Sunday, August 9, 2009

LONG LOST FOOTAGE OF MUSICAL PLAY BY JOHN PHILLIPS, PRODUCED BY ANDY WARHOL (1975)

http://www.boingboing.net/2009/08/03/long-lost-video-of-j.html

Long-lost video of John Philips' lunar-themed musical play produced by Andy Warhol (1975)
POSTED BY XENI JARDIN, AUGUST 3, 2009 3:35 PM |

Plastic Bouquets-Man on the Moon from DANGEROUS MINDS on Vimeo.



BB pal and periodic guestblogger Richard Metzger has an amazing blog post up about the off-Broadway musical Man on the Moon. The play was conceived by John Phillips of the Mamas and the Papas and his third wife, South African actress, Genevieve Waite, as a potential film or stage production originally entitled "Space."

The stage performance was produced by Andy Warhol. Long-lost video footage of the play is embedded above. More video over at Metzger's blog, too, amazing stuff.

The following text was written by Chris Campion and Jeffrey A. Greenberg from the liner notes of the CD release of Andy Warhol Presents Man on the Moon.

I'll post a snip here, but you have to read the whole thing to hear about the part Philips wrote for Elvis, and all the weird little factoids about Warhol's work, and allegations that George Lucas stole the idea for Star Wars from this offbeat project. Snip:

"Space was born the day Neil Armstrong first set foot on the moon. Like millions of other people, John watched the 1969 moon landing on TV. He was living, at the time, on the Malibu property rented by British film director Michael Sarne, who was under contract at Fox to direct the adaptation of Gore Vidal's novel, Myra Breckenridge, with Rex Harrison, Raquel Welch and Mae West. Sarne had commissioned John to write songs for the film.
The Apollo 11 moon landing became an obsession. John would watch a recording of the TV transmission made on an early video tape machine over and over. The idea of exploring this new frontier - and particularly Neil Armstrong's scripted aside as he stepped onto the lunar surface that it was, "One small step for man, one giant leap for mankind" - fired John's imagination, and he began to piece together ideas for a mythical space opera set to music. "He loved myths," says Genevieve, who was first introduced to John by Sarne that summer. "He liked Homer - The Iliad and The Odyssey."

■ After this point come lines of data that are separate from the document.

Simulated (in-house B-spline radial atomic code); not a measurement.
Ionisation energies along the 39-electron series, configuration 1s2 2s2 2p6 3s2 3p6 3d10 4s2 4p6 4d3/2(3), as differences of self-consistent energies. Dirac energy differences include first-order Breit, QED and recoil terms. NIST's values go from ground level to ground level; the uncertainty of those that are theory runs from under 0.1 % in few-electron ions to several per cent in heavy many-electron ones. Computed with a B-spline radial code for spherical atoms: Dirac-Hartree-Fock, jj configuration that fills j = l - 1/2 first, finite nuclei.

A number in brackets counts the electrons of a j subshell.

(...) Genevieve bemoaned the fate of the show to her friend, Andy Warhol, who offered to find a backer, and did. Warhol also agreed to serve as a producer, and provided a director in the form of Paul Morrissey, who had made a series of avant-garde exploitation films under Warhol's aegis (Flesh, Trash, Heat, Chelsea Girls, etc.). John expressed his bemusement about Warhol's involvement in the song, "Oh Andy My Assistant": "Oh Andy, my assistant/your mind is so consistently blank/that I'm banking on you now/so please so don't try to comprehend/the reason why I have to send/ you up or else, I'm sure that we, shall have a terrible row/It's either you or I must save the race/ So bye-bye Andy and off you're goin' to Space."



http://www.dangerousminds.net/index.php/site/comments/man_on_the_moon_exclusive_footage_of_musical_play_by_john_phillips_produced/

DANGEROUS MINDS

LONG LOST FOOTAGE OF MUSICAL PLAY BY JOHN PHILLIPS, PRODUCED BY ANDY WARHOL (1975)
07.31.2009 - 09:52 am
Topics: History
Tags: Andy Warhol Genevieve Waite John Phillips Paul Morrissey



The following was written by Chris Campion and Jeffrey A. Greenberg and is taken from the liner notes of the CD release of “Andy Warhol Presents Man on the Moon: The John Phillips Space Musical” on Varese Sarabande Records.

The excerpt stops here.